The severity of the gasoline shortage will depend on how long the gasoline pipeline remains closed.
On Tuesday, McCrory issued an executive order waiving maximum hours of service for drivers and temporarily suspended vehicle size and weight restrictions to facilitate the trucking of gasoline. The order also prevents price gouging, but we'll still see a spike in prices.
"The gasoline is still being produced, but the ability to transport the product to North Carolina will be restricted and that's going to be North Carolina's biggest challenge," McCrory said. "Any price hikes that occur will be related to transportation costs or should only be related to transportation costs, but we do anticipate price hikes."
Though the governor said we could start feeling the impact within the next 24 to 48 hours, some people are already reporting seeing "no gas" signs on social media.
Some Raleigh residents told ABC11 they were headed out to beat the lines.
"Just getting it is the problem," said Raleigh resident Frank Powers.

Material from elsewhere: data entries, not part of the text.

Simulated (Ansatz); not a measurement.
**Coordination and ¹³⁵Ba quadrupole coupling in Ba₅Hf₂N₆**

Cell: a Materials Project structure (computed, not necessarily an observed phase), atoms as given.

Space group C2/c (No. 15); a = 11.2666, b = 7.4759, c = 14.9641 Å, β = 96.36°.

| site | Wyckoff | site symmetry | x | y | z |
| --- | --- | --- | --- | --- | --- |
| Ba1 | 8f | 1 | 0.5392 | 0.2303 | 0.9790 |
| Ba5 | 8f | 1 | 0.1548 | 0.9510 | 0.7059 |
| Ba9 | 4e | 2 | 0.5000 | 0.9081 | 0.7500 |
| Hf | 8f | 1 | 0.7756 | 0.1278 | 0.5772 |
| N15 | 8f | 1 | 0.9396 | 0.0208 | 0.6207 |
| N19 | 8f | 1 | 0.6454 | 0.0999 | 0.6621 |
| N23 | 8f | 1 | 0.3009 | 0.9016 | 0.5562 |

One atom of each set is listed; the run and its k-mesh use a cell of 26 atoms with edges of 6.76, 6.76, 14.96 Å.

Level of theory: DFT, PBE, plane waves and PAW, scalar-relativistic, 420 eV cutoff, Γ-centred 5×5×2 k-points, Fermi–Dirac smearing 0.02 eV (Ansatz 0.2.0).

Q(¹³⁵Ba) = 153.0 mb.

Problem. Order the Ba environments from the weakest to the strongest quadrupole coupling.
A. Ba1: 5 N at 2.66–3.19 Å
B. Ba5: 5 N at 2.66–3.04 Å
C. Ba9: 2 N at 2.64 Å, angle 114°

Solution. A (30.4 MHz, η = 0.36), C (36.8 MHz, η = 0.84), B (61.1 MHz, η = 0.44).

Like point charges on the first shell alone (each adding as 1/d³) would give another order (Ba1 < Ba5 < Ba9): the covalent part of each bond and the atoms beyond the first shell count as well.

The governor also suspended non-essential travel for state employees. In addition, McCrory directed the Department of Environmental Quality to work with the Department of Agriculture to use different gasoline formulas to increase access to supplies from northern states.
The disruption occurred when a track hoe - a machine used to remove dirt - struck the pipeline, ignited gasoline and caused an explosion Monday that sent flames and thick black smoke soaring over a forest in northern Alabama, Colonial Pipeline said. One worker was killed and a half-dozen were injured.
Related story: What caused September's gas shortage in North Carolina
Speaking about the incident Tuesday morning, McCrory said: "As you know, that Colonial pipeline has a tremendous impact on North Carolina's fuel supply. We are in ongoing communications with the Petroleum Institute, Colonial and all the other organizations."
McCrory said the good news is that there are two pipes that run side-by-side. Only one is ruptured, so it's not as bad as it could be.
By mid-day Tuesday, Colonial Pipeline said it was able to restart the second of its two main lines, which carries diesel fuel and jet fuel. However, the company added that it anticipates that the main gasoline line will be closed the rest of this week.
As of Wednesday evening, the fire was still burning and the site remains inaccessible. The company anticipates being able to assess the damage Thursday and provide a timeline for when the pipeline may be restored.
A September leak that spilled 252,000 to 336,000 gallons of gasoline occurred not far from the location of Monday's explosion. That leak led to days of dry pumps and higher gas prices in Alabama, Georgia, Tennessee and the Carolinas while repairs were made.
The cause of that leak still has not been determined.
Colonial Pipeline, based in Alpharetta, Georgia, operates 5,599 miles of pipelines, transporting more than 100 million gallons daily of gasoline, jet fuel, home heating oil and other hazardous liquids in 13 states and the District of Columbia, according to company filings. Authorities have not said which type of fuel was involved in the explosion Monday.